Longing

Longing

Scripture: Exodus 17:1-7, Psalm 95, Romans 5:1-11, John 4:5-42

What do you long for?

That was how I connected with this passage, this story of Jesus and the Samaritan woman at the well. Maybe it’s because of having lived in the desert: at noon, the sun is high above and beating down on you and washing the colors out of everything. The heat is so intense that it’s almost a physical presence, pressing down on you and making it hard to breathe. It’s a dry heat, someone will inevitably point out, but all that means is that you don’t realize how thirsty you are until suddenly your mouth is sandy-dry and all you want is some water. It’s all you can think about.

And here this woman is, at the well, looking for water. Here is Jesus, at the well, looking for water. Jesus has been walking with His disciples across the country of Israel. The woman has been doing housework, cooking or cleaning or weaving or tending to the family’s animals. Both of them are thirsty.

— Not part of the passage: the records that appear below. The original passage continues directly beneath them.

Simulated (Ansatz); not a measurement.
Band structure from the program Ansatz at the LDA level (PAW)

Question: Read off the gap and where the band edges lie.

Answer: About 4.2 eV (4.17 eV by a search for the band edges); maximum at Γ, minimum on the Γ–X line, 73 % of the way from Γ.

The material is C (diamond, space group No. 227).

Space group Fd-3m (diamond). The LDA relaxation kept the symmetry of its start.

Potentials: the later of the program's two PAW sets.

There’s nothing quite like the relief of a drink when you are that thirsty. It’s a release of tension; it’s like your body knows that it’s all right now, that this thirst won’t kill you just yet. Everything can start working properly again. 

Of course, as Jesus points out, you’ll need to drink again. You’ll be thirsty again. That’s why the woman is at the well, after all; every day, someone from her household has to go to the well and retrieve water for them all. 

And yet, once Jesus and the woman start talking, Jesus starts getting a bit weird again, just like He did last week when He was talking with Nicodemus: he offers the woman living water, water that will forever quench whoever drinks of it. The woman longs for that: “Give me this water, that I may not thirst, nor come here to draw [water].”

Of course, it’s Jesus, so He just makes it weird again: He tells the woman to call her husband, and when she says that she has none, Jesus says, “You are right in saying, ‘I have no husband’; for you have had five husbands, and he whom you now have is not your husband.” 

People often read this response as a rebuke, where Jesus is condemning the woman as sinful, the sort of person who went through husbands like most people go through plastic bags: they’re only useful so long, and then you throw it out and move on. But that wasn’t true. A woman in Jesus’ time couldn’t start divorce proceedings: if this woman was divorced, then her husband would have had to be the driving force behind it. A woman may have been divorced once for adultery, but it’s unlikely she would find another husband after that. It’s far more likely that this woman has had a series of husbands because her husbands have died. Or perhaps she was in a levirate marriage: that is, her first husband died, and her husband’s brothers married her to try to produce an heir for her original husband. Perhaps she’s living with a man who isn’t her husband because one of the brothers refused to marry her; or perhaps she’s living with her family. It’s even possible that after her last husband died, she had no choice but to sell herself into slavery. 

In other words, Jesus is not condemning her. He is saying: I see you. I see your life and everything you’ve been through. I see the pain you’ve suffered, the ways you’ve been passed around and struggled to survive and suffered loss. I see you. 

I long for this from God, far more than I long for water. To be seen? Truly seen, and loved?–for this long conversation with the woman speaks to me of love, Jesus’ love for her. 

As I was thinking about longing, and what we long for–at this moment, collectively, it is cleanliness and health and safety. We worry about washing our hands and touching one another and what is going to happen next and especially finding hand sanitizer. I couldn’t stop imagining that, if this story were to happen today, Jesus would walk into a drug store and ask for hand sanitizer; when the very stressed clerk said there was none left, Jesus would say, “That’s all right. I’m the source of health and life. Follow me, and you will never need hand sanitizer again.” 

I’m not trying to say, of course, that Christians never get sick. (And also, please keep washing your hands and using hand sanitizer!) Jesus wouldn’t be speaking literally of hand sanitizer any more than He was speaking literally about water. But we long for hand sanitizer because we long for safety and security and health for ourselves and for those we love. And Jesus says: I am the source of those things. I will give you a source of comfort that nothing can stop up and that will never run dry. 

And so know that things may be difficult and frightening. We may be worried. The news may be all bad news. But Jesus offers peace and and comfort to each of us. God is with us.

Alleluia, and Amen.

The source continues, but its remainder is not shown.